Jeff Reid said:
There's some initial state where a thermal is released and accelerates, but quickly reaches some relatively low vertical velocity. I don't know what causes thermal inversions or how thermal layers get trapped near the ground and get released as bubbles.
In order for hot air to rise, it has to be surrounded (horizontally) by cold air. The cold air forms a pressure gradient, which is horizontally transmitted to the hot air so it takes the same gradient. For cold air, this pressure gradient is exactly what's required to keep the cold air in place (otherwise it would rise or descend, changing the pressure gradient). For the hot air, which is less dense, the pressure gradient exceeds the weight of the hot air, so it is pushed up by the differential pressure.

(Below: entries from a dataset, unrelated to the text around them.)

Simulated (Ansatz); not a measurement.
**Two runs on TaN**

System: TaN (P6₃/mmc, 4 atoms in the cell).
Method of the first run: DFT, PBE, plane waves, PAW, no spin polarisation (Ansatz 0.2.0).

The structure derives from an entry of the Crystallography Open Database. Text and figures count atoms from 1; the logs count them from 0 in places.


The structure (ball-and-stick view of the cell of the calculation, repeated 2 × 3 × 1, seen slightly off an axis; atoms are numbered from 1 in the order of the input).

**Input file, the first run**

Thermal layers and inversions can remain trapped for a long time if they are not horizontally connected to surrounding cold air. For example, a large area of land that is heated simultaneously, an area surrounded by higher terrain, etc... In this case they simply create their own pressure gradient which is exactly adapted to their weight.
From a molecular point of view:
- pressure is simply the net effect of billions of collisions of molecules.
- a volume of hot air with the same density as cold air will naturally have more pressure since every molecule carries a lot more momentum, and the collisions will be more frequent too.
- hot air expands because fast molecules tend to push the slow ones away. The situation stabilises when the density of the hot air has decreased enough to make the pressure equal (less molecules times more momentum per molecule makes the same pressure). Since any molecule on the boundary now gets the same total amount of push momentum from both sides, it will not tend to go anywhere on average. Individual molecules will still move about randomly, of course, but there will no longer be a general tendency for expansion.
- The vertical pressure gradient means each cold air molecule is getting slightly more collisions (or slightly more energetic ones) from below than from above which, on average, is just enough to support its weight. Obviously individual molecules are still moving in all directions randomly, but there is no general tendency for all the cold air molecules to start moving in any particular direction.
- The hot air molecules, too, are getting slightly more pushes from below than from above. Only, the same amount of total momentum (all the collisions from below vs. above) is distributed over a smaller number of hot molecules due to the lower density. On average, the hot molecules get more than their fair share of momentum from below, more than what would be required to support their weight, so they start moving up. Once again, individual molecules may very well go in opposite directions, you just add a small upward vector to the random vectors of the individual molecules, so that on average they tend to move up.
- The random motions of the molecules are very fast (a bit more than the speed of sound) but they don't go very far between collisions, only a few nanometers at a time before dashing off in another direction again. Therefore, this random brownian motion does not tend to take individual molecules very far. That's why the small upward tendency turns out to be very noticeable and does move pretty much the entire volume of hot air up as if it was one physical object (even though it isn't really). In fact this is precisely why macroscopic approximations work so well.
Obviously, once the upward motion starts, there will be a pressure reduction below the bubble and an increase above, which will stabilise the speed of the bubble.